[lbo-talk] Once again, food prices

Marv Gandall marvgand at gmail.com
Wed Feb 9 10:27:14 PST 2011


On 2011-02-09, at 11:09 AM, Shane Mage wrote:


>
> On Feb 9, 2011, at 10:21 AM, Doug Henwood wrote:
>
>>
>> On Feb 9, 2011, at 10:02 AM, Shane Mage wrote:
>>
>>> "All the money?" Doesn't every trade have two equal--and opposite--sides?
>>
>> Oh right. Markets can never go up or down because for every seller there's a buyer, and vice versa. Perfect balance!
>
> And when they go up, the bears lose. And when they go down, the bulls lose.
> What the bears lose, the bulls win. And what the bulls win, the bears lose.
> Perfect balance (except for the house cut, taken from both gangs of speculators).
> I assume, if you put your money where your mouth is, you're shorting food commodities.
> Hope you win.

It's true that someone always has to be on the other side of the trade, buying or selling the stock, bond, or futures or options contract.
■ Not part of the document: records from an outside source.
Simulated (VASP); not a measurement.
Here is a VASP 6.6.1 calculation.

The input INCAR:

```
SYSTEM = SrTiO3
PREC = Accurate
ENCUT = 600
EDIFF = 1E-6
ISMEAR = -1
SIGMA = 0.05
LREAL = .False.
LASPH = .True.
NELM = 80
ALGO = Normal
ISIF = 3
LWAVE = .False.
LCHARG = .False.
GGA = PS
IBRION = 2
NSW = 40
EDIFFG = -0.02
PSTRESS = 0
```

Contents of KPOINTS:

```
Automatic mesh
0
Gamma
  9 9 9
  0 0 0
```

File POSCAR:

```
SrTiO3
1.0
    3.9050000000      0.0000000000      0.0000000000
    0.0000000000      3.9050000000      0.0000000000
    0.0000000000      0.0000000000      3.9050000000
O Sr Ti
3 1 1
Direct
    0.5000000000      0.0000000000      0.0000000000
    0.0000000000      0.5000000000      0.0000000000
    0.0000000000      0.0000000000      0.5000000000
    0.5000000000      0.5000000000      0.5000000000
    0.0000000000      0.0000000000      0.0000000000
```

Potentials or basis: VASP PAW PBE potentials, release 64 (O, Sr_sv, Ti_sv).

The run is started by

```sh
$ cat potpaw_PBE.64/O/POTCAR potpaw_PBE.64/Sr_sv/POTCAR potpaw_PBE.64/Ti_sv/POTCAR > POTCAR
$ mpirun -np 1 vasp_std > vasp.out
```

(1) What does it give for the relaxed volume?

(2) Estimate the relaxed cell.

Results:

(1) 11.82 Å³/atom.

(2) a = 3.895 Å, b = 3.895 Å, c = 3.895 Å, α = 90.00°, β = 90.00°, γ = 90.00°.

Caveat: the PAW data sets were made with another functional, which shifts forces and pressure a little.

But the number of buyers and sellers is less important than the price at which they are settling. It is speculation at both ends, with a winner and a loser, but it is still speculation - based on each party's assessment of the underlying fundamentals affecting the commodity and mostly, it would appear, by market sentiment, particularly the direction in which markets are moving in a given session. With with the advent of high speed computers and program trading, especially "flash" trading, keyed to market sentiment, futures markets can turn on a dime, resulting in big price swings which magnify movements based on supply, demand, and other factors in the real economy.